Preheat your oven to 240°C/220°C fan/gas mark 9. Remove the puff pastry from your fridge to allow it to come to room temperature.

Trim the butternut squash, halve lengthways, then scoop out the seeds (peel first if you prefer). Cut into 2cm chunks.

Pop the diced butternut onto a large baking tray. Drizzle with oil, sprinkle over half the North Indian style spice mix and season. Toss to coat. Spread out in a single layer.

When the oven is hot, roast on the top shelf until golden and cooked through, 18-20 mins. Turn halfway through.

Roast the Potatoes
2

Meanwhile, chop the potatoes into 2cm chunks (no need to peel).

Pop the chunks onto a large baking tray. Drizzle with oil, sprinkle over the remaining North Indian style spice mix and season. Toss to coat. Spread out in a single layer. TIP: Use two baking trays if necessary. 

When the squash has been roasting for 10 mins, add the potatoes to the oven and roast on the middle shelf until golden, 25-35 mins. Turn halfway through.

Start the Sauce
3

Meanwhile, halve, peel and thinly slice the onion.

Heat a drizzle of oil in a large saucepan on medium-high heat.

Once hot, add the onion to the pan and stir-fry until softened, 4-5 mins. Add in the korma curry paste and fry until fragrant, 1 min.

Stir in the coconut milk and veg stock paste. Bring to the boil, then reduce the heat and simmer until thickened, 3-4 mins.

Stir through the mango chutney and cooked butternut.

Shape the Pastry
4

While the sauce simmers, cut the puff pastry into equal-sized rectangles (2 per person).

Spoon the butternut filling onto one half of each rectangle, leaving a 1cm border at the sides. TIP: Don't overstuff the pastry, leave some of the filling aside if there's too much.

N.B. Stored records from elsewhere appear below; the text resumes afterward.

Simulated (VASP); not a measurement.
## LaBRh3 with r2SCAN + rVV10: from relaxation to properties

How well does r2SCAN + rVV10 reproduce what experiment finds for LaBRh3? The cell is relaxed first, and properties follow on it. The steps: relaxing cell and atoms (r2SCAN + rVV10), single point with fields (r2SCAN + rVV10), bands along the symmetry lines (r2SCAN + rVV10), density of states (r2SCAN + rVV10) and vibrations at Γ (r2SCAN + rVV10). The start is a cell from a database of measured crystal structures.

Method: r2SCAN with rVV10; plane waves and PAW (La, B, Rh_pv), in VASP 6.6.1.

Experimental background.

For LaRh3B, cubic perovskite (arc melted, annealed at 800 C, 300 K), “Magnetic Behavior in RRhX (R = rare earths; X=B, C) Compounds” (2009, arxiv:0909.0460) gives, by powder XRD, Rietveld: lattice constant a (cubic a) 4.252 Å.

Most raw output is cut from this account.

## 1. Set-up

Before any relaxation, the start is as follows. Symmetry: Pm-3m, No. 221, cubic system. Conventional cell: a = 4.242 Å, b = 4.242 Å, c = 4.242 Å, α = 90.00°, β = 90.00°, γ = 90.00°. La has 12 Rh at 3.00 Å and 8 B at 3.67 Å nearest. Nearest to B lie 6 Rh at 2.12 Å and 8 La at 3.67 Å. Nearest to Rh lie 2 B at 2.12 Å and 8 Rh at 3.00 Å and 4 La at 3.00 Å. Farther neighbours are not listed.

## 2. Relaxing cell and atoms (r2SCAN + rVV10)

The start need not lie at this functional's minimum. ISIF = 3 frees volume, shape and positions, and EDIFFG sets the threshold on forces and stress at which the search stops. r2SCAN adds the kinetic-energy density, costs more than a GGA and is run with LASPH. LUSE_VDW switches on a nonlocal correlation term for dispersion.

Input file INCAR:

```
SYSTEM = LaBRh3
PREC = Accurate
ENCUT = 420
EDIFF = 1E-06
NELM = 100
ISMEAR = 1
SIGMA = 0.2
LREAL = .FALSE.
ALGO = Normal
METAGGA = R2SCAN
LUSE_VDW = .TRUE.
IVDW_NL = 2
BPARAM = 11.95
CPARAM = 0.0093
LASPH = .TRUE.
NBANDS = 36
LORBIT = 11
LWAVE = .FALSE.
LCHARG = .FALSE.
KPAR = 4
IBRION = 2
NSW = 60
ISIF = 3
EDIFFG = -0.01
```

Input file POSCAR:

Dampen the edges of the pastry with a little water, then fold the top half of the pastry over the filling to enclose it. Gently press the edges down with the back of a fork to tightly seal the parcel on the 3 open sides.

Peas Please
5

Carefully transfer the pastry to a lined baking tray. Bake on the top shelf of your oven until the pastry is golden, 10-15 mins.

Meanwhile, give the saucepan a quick clean.

When the pastry has 5 mins remaining, heat a drizzle of oil in the now clean saucepan on medium-high heat.

Once hot, add the peas and stir-fry for 2-3 mins. Season with salt and pepper.

Serve
6

When everything's ready, share the butternut rolls between your plates.

Serve the peas and spiced potatoes alongside with mayo for dipping (see pantry for amount).

Customer reviews

Review summary

Updated on Feb 2026
  • Flavour: The butternut filling is lovely, with some suggesting a mint sauce instead of mayo for dipping.
  • Ease of prep: Preparation can be fiddly and time-consuming, taking longer than the recipe suggests.
  • Suggestions: Consider making this as a pie instead of rolls to simplify assembly and use up extra filling.
  • Next-day meals: The pastries keep well, making good leftovers for lunch the following day.
  • Cooking tips: Potatoes may cook faster than expected; adjust timing to prevent dryness.